Simulations & Runs

What is a simulation?

A simulation is one scenario running against your agent inside an isolated container. It produces a transcript — a record of the actor’s messages, your agent’s responses, every API call made to services, and the actor’s internal reasoning. The transcript is what gets graded afterward.

During a simulation a fresh container starts with your agent plus its declared services; the services seed data based on the scenario; the actor initiates; your agent responds (potentially calling services); and they continue until the actor’s objectives are met or the turn budget runs out.

Set actor.config.MAX_TURNS in veris.yaml to control the turn budget. For one-shot agents, set it to 1.

What is a run?

A run is a batch of simulations. When you start a run, every scenario in the selected scenario set becomes one simulation, and they execute in parallel.

Creating a run

Interactive:


veris simulations create

Prompts for an environment and scenario set.

With flags:


veris simulations create \
  --scenario-set-id scenset_abc123 \
  --env-id env_xyz \
  --simulation-timeout 300

Flag	Description
`--scenario-set-id`	Scenario set to run
`--env-id`	Environment to use
`--image-tag`	Image tag (default: `latest`)
`--simulation-timeout`	Per-simulation timeout in seconds (60–3600)
`--auto-evaluate` / `--no-auto-evaluate`	Auto-run the grader once simulations finish (default: on)

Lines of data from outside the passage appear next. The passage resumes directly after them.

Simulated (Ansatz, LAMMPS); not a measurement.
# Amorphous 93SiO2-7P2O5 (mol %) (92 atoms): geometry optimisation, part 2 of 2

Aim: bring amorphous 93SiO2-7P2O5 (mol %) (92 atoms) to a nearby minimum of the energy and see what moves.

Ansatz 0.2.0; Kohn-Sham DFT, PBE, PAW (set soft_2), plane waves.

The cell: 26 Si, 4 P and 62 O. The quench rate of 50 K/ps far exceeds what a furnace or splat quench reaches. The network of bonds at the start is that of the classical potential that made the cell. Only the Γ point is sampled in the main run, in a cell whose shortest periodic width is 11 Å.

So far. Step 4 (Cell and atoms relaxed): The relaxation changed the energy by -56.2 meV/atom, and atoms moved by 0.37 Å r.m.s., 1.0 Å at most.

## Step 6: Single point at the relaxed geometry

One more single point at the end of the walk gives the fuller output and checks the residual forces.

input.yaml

With --auto-evaluate on (the default), the run’s grader starts as soon as the last simulation completes — no separate veris evaluations create step needed.

Monitoring progress


# One-time status
veris simulations status <RUN_ID>
 
# Watch mode (polls every 3 seconds)
veris simulations status <RUN_ID> --watch
 
# Include the event stream
veris simulations status <RUN_ID> --watch --log

In the console, the Simulations page shows each run’s progress bar, per-simulation status, and timing. Click into a simulation to see the full transcript: messages between the actor and agent, the actor’s internal reasoning, every API call with request/response payloads, and the raw events.

Cancelling


veris simulations cancel <RUN_ID>

Stops all pending and running simulations in the run.

CLI Commands


# Create a run
veris simulations create [--scenario-set-id ID] [--env-id ID]
 
# List runs
veris simulations list [--status STATUS] [--env-id ID]
 
# Check status
veris simulations status <RUN_ID> [--watch] [--log]
 
# Cancel
veris simulations cancel <RUN_ID>